Friday, April 22, 2022

Side quests.

Last year I bought a T-shirt on Etsy which reads, I'm not procrastinating. I'm doing side quests.

While working AARP's daily crossword puzzle, I became curious about one of the answers: stampede. How did we come by this useful and colorful word? So I consulted the Google and Thummim, which informed me that it arrived via American Spanish estampida from the Spanish word for crash and goes back through German as far as the Old High German (what was that old German high on, you ask?) stampfōn, to stamp. So basically, you have a bunch of ancient Germans stamping around, and their descendants stamping their way to Spain, and their descendants escaping to the Americas with visions of Tex-Mex dancing in their heads.

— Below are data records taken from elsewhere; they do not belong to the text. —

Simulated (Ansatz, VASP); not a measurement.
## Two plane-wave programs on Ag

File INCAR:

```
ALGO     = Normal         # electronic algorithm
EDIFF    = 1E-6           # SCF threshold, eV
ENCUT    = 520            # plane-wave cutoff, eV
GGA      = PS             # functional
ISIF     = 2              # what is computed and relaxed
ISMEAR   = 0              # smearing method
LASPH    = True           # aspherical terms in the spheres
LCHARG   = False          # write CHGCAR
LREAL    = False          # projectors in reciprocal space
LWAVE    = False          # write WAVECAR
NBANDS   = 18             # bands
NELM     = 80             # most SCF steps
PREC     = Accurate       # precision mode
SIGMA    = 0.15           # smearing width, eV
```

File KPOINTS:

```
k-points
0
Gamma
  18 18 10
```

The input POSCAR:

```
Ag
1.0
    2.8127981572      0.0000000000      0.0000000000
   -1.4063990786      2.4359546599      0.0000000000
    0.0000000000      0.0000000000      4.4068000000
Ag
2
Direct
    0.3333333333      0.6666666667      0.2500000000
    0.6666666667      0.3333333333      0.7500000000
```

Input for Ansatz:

Starters. The current word for things to spoil your appetite before the main course arrives.  See also: appetizers, hors d'oeuvres, amuse-bouche, antipasto, finger food, munchies. As a young adult in the 70's, munchies suggests to me the crazed combination of foods which follow partaking of a once-illegal herb which is now sold in mom and pop CBD shops.

The AARP daily jigsaw puzzle has three speeds: easy, regular, and expert. You get eight minutes to solve it on the regular and easy levels. I always start with the regular level. If I can't solve it in eight minutes, and I have time to try again, I'll switch to the easy level, which has no more than 36 pieces. (I think the regular format averages 64 pieces.) I suppose I ought to try the expert level, just once, to see how many pieces there are and if you're given more time. I always solve the edge pieces first ~ you can sort for that, and then fill in toward the center. I like this game OK, and I prefer the app on my phone, which does track the time it takes me to solve a puzzle but doesn't lock me out if I don't finish at some predetermined point.

I fired up the puzzle I'd just completed. Same eight minutes for the expert level. That is, as my kids would say, ridonkulous.

My wonderful sister sent me a box of boutique chocolates for my birthday. It arrived on Tuesday, and I took it to work yesterday. Yesterday a card arrived, which I did not get around to opening until today. I'm going to frame the card; it's two classic Japanese women in kimono. And there was an Amazon card inside. I am currently browsing a sample of a book which popped up on my Facebook feed. If I continue to enjoy this teaser until its end, that will be one of my purchases.

Great gifts require great thank-you notes, and I recently exhausted my stash. That was my excuse to stop at Half Price Books' flagship store on my way home from work tonight. Long ago, in a universe far, far away I used to write long letters to friends and family. And I've always had a weakness for beautiful or unusual stationery and cards. Hallmark shops were a particular downfall. In recent years, I've made a lot of my own cards, but when I can buy them ready-made at half price? Time value of money means more time to read or knit or watch British TV or eat Nutella.

May I just state for the record that I'm not enamored of square cards which come with rectangular envelopes whose excess space is glued shut? Give me a rectangular card or a square envelope. Pick one.

Taco salad. A wonderfully Tex-Mex thing (see how I circle back to the beginning?) that is neither taco nor salad. Just enough sliced or shredded lettuce to lighten up a bowl full of hamburger meat, spicy seasoning, sour cream, grated cheese, and a liberal lashing of queso, all of it resting upon or reposing under rather too many round tortilla chips of inconvenient size or saltiness. OCD-me has to spend five to ten minutes crudely quartering the chips and hoping not to break my plastic fork before I can moosh things around and achieve a fairly uniform consistency that will adhere to my fork so I may hold my book in my left hand and read while delivering bites to my mouth and not the front of my shirt.

Words which are not my own, are calling my name. Later, gators!